To the Editor:
This letter was sent to state lawmakers representing the Islands.
As the Island coordinator for the volunteer AARP Tax Aide program for nearly 20 years, and as a retired tax attorney, I am writing to draw your attention to a regional inequity of the tax assistance afforded seniors under the application of Massachusetts General Law chapter 62 Section (6)(k) — a provision commonly known as the Senior Circuit Breaker Tax Credit. Increasingly, because of high real estate assessments on Martha’s Vineyard, seniors who would otherwise benefit from the Circuit Breaker Tax Credit are ineligible.
Legislative background
In 1999 the Massachusetts legislature enacted a provision known as the Senior Circuit Breaker Tax Credit, which was intended to help older adults stay in their homes despite rising property taxes. The law contains several specific requirements, but in general, residents 65 and older, within certain income limits, may receive a refundable tax credit when their property taxes and 50 percent of water and sewer charges exceed 10 percent of their income.
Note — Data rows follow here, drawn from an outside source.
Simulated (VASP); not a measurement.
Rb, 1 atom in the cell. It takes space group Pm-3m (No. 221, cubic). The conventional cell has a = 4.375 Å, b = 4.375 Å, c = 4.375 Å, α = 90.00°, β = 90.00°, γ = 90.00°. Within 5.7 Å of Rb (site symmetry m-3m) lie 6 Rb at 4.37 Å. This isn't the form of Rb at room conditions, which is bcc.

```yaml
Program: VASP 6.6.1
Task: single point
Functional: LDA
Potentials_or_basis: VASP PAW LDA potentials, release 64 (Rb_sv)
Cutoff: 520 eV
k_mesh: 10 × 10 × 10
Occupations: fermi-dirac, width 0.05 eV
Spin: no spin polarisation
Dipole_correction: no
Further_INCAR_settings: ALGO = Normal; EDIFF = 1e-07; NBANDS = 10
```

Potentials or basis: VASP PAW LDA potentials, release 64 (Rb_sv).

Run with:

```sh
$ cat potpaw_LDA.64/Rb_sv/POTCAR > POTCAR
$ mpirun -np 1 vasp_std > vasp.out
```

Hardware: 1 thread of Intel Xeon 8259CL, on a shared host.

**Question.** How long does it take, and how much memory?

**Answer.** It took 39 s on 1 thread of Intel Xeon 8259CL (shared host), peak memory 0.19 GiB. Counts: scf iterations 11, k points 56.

Annually, the Department of Revenue adjusts the permissible income levels, the benefit amounts, and the maximum assessed value of the senior’s residence. For the 2023 tax year, the Department of Revenue released TIR 23-11, providing a maximum Circuit Breaker benefit for tax year 2023 for seniors with income below $69,000 (single filers), or below $103,000 (joint filers). However, the main problem for Islanders is that this benefit is not available if the assessed value of the property exceeded $1,025,000 as of Jan. 1, 2023.
Regional disparity
The residents of Dukes County, despite modest income and disproportionately high property taxes, are increasingly unlikely to receive any benefit from the Massachusetts Circuit Breaker because of the extraordinarily high assessments for Dukes County real estate. The average property assessment in Martha’s Vineyard exceeds the state average, thereby putting the Senior Circuit Breaker Credit out of reach for Island seniors who would otherwise qualify.
In August 2023, the Martha’s Vineyard Commission (MVC) published a study, “State of Housing on Martha’s Vineyard.” In this study, Laura Silber, the MVC’s housing planner, revealed that the average cost of housing on Martha’s Vineyard was $2.1 million (having doubled in 10 years), and the median home price of $1.5 million had increased 250 percent in 10 years. These numbers far exceed the prescribed limit for Circuit Breaker relief set by the Department of Revenue. Yet there is a significant population of seniors on Martha’s Vineyard who struggle to live in the family homestead, and now cannot take advantage of legislation which was aimed at keeping seniors in their homes.
Possible solution
How can this problem be addressed? There is precedent under M.G.L. that recognizes the regional disparity of the cost of living by county. The Massachusetts Individual Mandate (M.G.L. chapter 111M), requiring adults to carry credible health insurance if it is affordable, is administered by the Department of Revenue through the submission of Schedule HC- Health Care form. Instructions for Schedule HC are annually adjusted for cost-of-living changes, and reflect regional disparities in determining the affordability of health insurance premiums. If the Department of Revenue could similarly recognize this regional cost-of-living disparity as it applies to real estate assessments under M.G.L. chapter 62 section 6(k), this would enable the legislation to achieve its intended purpose of keeping Island seniors of modest income in their homes.